Pre-season ratings have been posted for the upcoming season. When I first started doing these before the 2011 season, I thought I was pretty awesome. It was kind of a big deal to get every team’s lineup data, mix in some limited recruiting info, and produce a rating that wasn’t laughably horrible. But then Hanner came along with his lineup-based approach and TeamRankings did something that is probably fairly sophisticated, and my preseason ratings became the simplest algorithm possible without being a complete joke.

The system is largely the same as in recent seasons. It independently predicts a team’s adjusted offensive and defensive efficiency. As a reminder, it uses information split into two categories:

Base level of the program. This takes into account the last five seasons of data for the same unit (offense for predicting offense) and the last season for the opposite unit (defense for predicting offense). It also includes data for how much money the program has spent on men’s basketball for the last three seasons. The bulk of this component is determined by the most recent season’s performance of the unit.

You can make a decent predictive system just by knowing what is normal for a program. If we were predicting the Big 12 standings in 2025 (assuming the conference exists), it would bereasonably safe to say that Kansas will have a winning record and TCU will have a losing record. We can say that with some confidence even though some of the players on those rosters haven’t picked up a basketball yet.

Personnel. This component handles who’s coming back from last season’s team and which impact recruits are being added to the roster. More impact is given to returning players from earlier classes. And minutes played by those with a high-efficiency/high-usage profile are particularly important. Recruits in the RSCI top 100 have some influence here as well, although most of the influence is in the top 50.

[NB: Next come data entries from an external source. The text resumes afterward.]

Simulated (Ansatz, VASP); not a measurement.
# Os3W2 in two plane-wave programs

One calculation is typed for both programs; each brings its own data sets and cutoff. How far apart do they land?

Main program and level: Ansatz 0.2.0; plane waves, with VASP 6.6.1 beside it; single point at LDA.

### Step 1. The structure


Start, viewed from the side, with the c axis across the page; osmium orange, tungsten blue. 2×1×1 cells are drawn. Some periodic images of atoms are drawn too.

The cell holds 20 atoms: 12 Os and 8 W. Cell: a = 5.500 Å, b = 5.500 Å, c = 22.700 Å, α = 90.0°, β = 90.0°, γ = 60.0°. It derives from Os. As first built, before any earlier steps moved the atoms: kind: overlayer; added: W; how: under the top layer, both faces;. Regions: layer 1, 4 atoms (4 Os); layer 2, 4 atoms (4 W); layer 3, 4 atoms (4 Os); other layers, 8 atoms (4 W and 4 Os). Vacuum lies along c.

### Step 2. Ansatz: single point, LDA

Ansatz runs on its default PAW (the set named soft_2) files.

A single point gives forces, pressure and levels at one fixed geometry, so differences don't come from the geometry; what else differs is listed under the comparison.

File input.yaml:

The goal here is really to get each conference’s pecking order correct and to predict end-of-season ratings. To that extent, if a player is expected to be available by late-January or so, he’s included in the personnel calculations. This applies to Louisville’s Chane Behanan and Florida’s Chris Walker, while Georgetown’s Greg Whittington is not included although he may well see action later in the season.

You can find additional discussion in last season’s piece

Now let’s get to the question a lot of people will be asking.

Why is [state your favorite team] rated lower than it should be?

It’s because one or both of the components is missing something. Perhaps recent seasons are not representative of your team’s normal level. The personnel component doesn’t consider transfers or recruits outside the top 100. It does have knowledge of players that played two seasons ago but missed last season, but that is a small influence. So if your team has players that the personnel component can’t see (transfers, junior college players, and non top-100 recruits for mid-majors), then it’s possible your team is underrated. Keep in mind, though, that the first component handles some of this. It effectively sets a “replacement level” for new players on the roster that aren’t accounted for in the personnel component.

The system doesn’t think as highly of freshmen as AP voters will and it likes good teams that return a lot of players. Hence Oklahoma State, Iowa, UConn, Creighton, and Stanford are ranked higher than the humans and Kentucky, Kansas, and Arizona are ranked lower. (Hey, the Fab Five were ranked #20 in the preseason by the humans, so leave me alone.) Andrew Wiggins and Julius Randle are not your typical first- and second-ranked recruits, so perhaps I could have made some subjective adjustments here, but I chose not to.

Last season, the system managed to hold its own against others, with a mean absolute error of about 2.14 on predicting conference wins. It had some good calls and some bad ones, some of which were discussed in the linked piece. Refer to your local message board archives for additional details.

It’s worth mentioning that at the end of the season, any conference’s standings will not look like what is currently predicted. Meaning, it’s obviously going to take more than 12 wins to win the Big East or 13 to win the Big Ten. But the top teams in those conferences are similar enough that a reasonable expectation for the win total of each of those teams can not be very high.